The RS200 was arguably the most attractive of all the Group B metal made and its blown BDT engine – sited behind the crew in the middle of the machine – was more than capable of the sort of numbers required to compete against the growing powers of Peugeot (205 T16) and Lancia (Delta S4). The decision to install the gearbox, front and centre differentials at the front of the car might have meant twice as many propshafts for the Ford, but the flip side was an RS200 reckoned to be the most balanced and easiest (least difficult…) of cars to drive from that generation. But it came too late. Group B was banned less than a year after it arrived and 200 of the most exotic and cool looking cars ever to grace the Blue Oval followed the RS1700T into the Boreham bin.
Actually, that’s not true. Because the RS200 went through the Group B homologation process, 200 were built and a good few of them are still around today. One of them is in the hands of American Gymkhana star Ken Block, who rates it regularly as his best and most exhilarating ride for the road. And it’s 34 years old.

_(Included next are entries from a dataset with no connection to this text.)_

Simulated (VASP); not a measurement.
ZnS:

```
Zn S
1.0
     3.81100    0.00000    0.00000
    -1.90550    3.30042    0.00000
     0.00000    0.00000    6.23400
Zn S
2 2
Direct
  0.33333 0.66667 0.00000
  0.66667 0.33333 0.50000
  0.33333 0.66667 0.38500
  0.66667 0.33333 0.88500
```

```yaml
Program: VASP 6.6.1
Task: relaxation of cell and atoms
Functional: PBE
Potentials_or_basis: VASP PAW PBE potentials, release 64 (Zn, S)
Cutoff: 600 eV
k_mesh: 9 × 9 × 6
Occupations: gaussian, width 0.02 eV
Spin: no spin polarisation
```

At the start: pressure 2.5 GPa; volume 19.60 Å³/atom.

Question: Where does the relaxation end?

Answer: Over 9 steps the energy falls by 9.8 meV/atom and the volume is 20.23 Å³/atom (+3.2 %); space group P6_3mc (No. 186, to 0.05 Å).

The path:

When Group B went south, Ford was left in something of a quandary. It had two great cars for rallying, but one had the right engine and turbo – the Sierra RS Cosworth (increasingly a mainstay of touring car championships around the world) and the Sierra XR4x4. The latter, as you’d expect from its moniker, came with four-wheel-drive (albeit in a fairly agricultural state), but the lump up front was a slightly breathless, atmospheric 2.8-litre V6. The car was homologated into Group A, but lacked anything like the power to take on Lancia’s Delta force. Eventually, in its saloon Sapphire form, the Ford Sierra RS Cosworth 4x4 arrived.
Now Ford was back in the game. From this car’s arrival in 1990, the Blue Oval had the look of a genuine contender once again. But this was only the beginning. Just as the RS1600 had morphed into the RS1800, so the Sierra would mutate to one of the most potent rally cars of its generation: the Escort RS Cosworth.